Linear Regression Assumptions

I have questions behind the rationale for these three components of the linear regression assumptions:

  1. Independent variable is uncorrelated with the residuals

  2. Variance of the residual term is constant for all observations

  3. Residual term is independently distributed (residuals have correlation of 0).

I am confused on how these three assumptions are required for linear regression models.

The intention of a regression is to explain the behavior of a variable using other variables. This will permit to predict the movements of the variable we want to explain. We want to decompose the dependent variable into parts, each part is an observable variable. However, it is impossible to exactly decompose the dependent variable into others, so an error is unavoidable. Thus, to able to say the regression is good (good fit), the error term of the regression must follow certain characteristics:

  1. The independent variables must not be correlated with the error term because we want to separate the model into 2 parts, a deterministic one and a random one. The independent variables are meant to be the already determined and the error to be random.

  2. The variance of the errors (residuals) must be constant because if not, the parameters won’t be reliable or biased. You will find ahead the problems of heteroskedasticity and other problems.

  3. The residuals must be uncorrelated between them because it will indicate they are random. As set in point 1, the errors are meant to be the random part of the model. That part represents the portion of the dependent variable that is not possible to explain with another variable or variables because it is inherently stochastic (random).

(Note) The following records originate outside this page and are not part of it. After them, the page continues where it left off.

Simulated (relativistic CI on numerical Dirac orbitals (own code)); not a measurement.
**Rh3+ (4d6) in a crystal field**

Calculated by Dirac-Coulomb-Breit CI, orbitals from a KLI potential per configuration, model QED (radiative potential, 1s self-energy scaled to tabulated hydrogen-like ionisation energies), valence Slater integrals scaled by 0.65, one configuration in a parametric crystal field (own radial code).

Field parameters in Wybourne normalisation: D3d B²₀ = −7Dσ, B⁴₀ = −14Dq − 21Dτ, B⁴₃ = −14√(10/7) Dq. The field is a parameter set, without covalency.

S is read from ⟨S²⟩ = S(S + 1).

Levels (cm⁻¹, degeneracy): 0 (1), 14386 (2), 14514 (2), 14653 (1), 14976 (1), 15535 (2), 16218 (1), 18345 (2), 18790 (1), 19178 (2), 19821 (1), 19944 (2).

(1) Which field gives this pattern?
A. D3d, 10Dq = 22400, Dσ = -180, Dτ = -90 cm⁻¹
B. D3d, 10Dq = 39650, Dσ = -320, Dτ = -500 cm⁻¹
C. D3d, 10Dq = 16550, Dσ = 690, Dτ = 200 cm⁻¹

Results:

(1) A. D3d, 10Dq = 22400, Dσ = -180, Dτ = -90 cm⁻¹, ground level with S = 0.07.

  4. The expected value of the error term is zero. This is because the desired randomness feature of the errors.

Hope this helps.


To clarify some more:

  1. If the error variance is not constant, the standard errors will be inaccurate/biased (and therefore, test statistics/confidence intervals will be invalid, irrespective of sample size). However, the slope estimates will still be unbiased and consistent (this only requires gauss-markov assumptions 1-4 for OLS to be unbiased and consistent). R-squared (and adjusted) is also unaffected (still consistent, since standard errors are still consistent).

  2. If you don’t have independence, you can run into issues with the consistency/unbiasedness of your estimates.

  3. Again, error term equal to zero is needed for unbiased and consistent estimation. If it’s non-zero, look into the model specification.